This work addresses the inefficiency of conventional ISAC systems in UAV obstacle avoidance, where frequent transmission of sensing and control signals leads to excessive communication resource consumption. To this end, the authors propose a goal-oriented semantic communication framework that enables joint optimization across perception, control, and communication in a closed loop. By integrating Kalman filtering to fuse predictions with sensory data, the system enhances position estimation accuracy. The study introduces Mahalanobis distance into the dynamic window approach (MD-DWA) for the first time and derives an analytical expression for safe distance to generate robust control commands. Furthermore, an effectiveness-aware deep Q-network (E-DQN) is designed, leveraging value-of-information (VoI) quantification and uncertainty-based entropy metrics to intelligently schedule signal transmissions. Experimental results demonstrate a 92.4% reduction in sensing and control signal volume and an 85.5% decrease in transmission time slots, while maintaining a 100% obstacle avoidance success rate.

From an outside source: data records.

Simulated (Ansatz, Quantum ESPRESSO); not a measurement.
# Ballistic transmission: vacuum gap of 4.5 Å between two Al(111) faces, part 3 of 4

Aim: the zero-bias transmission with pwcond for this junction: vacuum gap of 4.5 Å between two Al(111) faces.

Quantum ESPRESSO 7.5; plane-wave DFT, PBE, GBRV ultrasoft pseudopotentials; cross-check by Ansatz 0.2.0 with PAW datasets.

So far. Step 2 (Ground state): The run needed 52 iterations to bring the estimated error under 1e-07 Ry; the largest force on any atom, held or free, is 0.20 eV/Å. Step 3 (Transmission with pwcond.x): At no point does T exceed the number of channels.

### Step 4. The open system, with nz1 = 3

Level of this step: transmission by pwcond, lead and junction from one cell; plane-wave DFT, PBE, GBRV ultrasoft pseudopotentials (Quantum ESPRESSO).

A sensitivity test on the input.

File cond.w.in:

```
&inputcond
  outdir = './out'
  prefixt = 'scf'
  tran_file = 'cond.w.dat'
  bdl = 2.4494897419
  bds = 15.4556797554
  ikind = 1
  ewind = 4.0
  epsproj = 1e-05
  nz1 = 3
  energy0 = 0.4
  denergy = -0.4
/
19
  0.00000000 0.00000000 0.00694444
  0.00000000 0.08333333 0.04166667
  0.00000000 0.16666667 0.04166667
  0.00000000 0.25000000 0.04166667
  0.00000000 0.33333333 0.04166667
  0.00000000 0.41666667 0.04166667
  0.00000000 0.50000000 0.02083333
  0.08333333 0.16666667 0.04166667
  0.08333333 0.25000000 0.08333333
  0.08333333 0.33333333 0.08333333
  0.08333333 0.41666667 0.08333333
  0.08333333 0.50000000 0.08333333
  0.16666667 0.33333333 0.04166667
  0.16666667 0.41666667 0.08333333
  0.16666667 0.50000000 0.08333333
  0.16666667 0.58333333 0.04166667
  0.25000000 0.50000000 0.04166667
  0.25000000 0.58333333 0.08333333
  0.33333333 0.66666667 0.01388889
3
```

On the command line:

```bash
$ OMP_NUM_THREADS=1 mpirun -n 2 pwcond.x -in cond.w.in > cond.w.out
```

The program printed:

We investigate an integrated sensing and communication (ISAC)-enabled BS for the unmanned aerial vehicle (UAV) obstacle avoidance task, and propose a goal-oriented semantic communication (GOSC) framework for the BS to transmit sensing and command and control (C&C) signals efficiently and effectively. Our GOSC framework establishes a closed loop for sensing-C&C generation-sensing and C&C transmission: For sensing, a Kalman filter (KF) is applied to continuously predict UAV positions, mitigating the reliance of UAV position acquisition on continuous sensing signal transmission, and enhancing position estimation accuracy through sensing-prediction fusion. Based on the refined estimation position provided by the KF, we develop a Mahalanobis distance-based dynamic window approach (MD-DWA) to generate precise C&C signals under uncertainty, in which we derive the mathematical expression of the minimum Mahalanobis distance required to guarantee collision avoidance. Finally, for efficient sensing and C&C signal transmission, we propose an effectiveness-aware deep Q-network (E-DQN) to determine the transmission of sensing and C&C signals based on their value of information (VoI). The VoI of sensing signals is quantified by the reduction in uncertainty entropy of UAV's position estimation, while the VoI of C&C signals is measured by their contribution to UAV navigation improvement. Extensive simulations validate the effectiveness of our proposed GOSC framework. Compared to the conventional ISAC transmission framework that transmits sensing and C&C signals at every time slot, GOSC achieves the same 100% task success rate while reducing the number of transmitted sensing and C&C signals by 92.4% and the number of transmission time slots by 85.5%.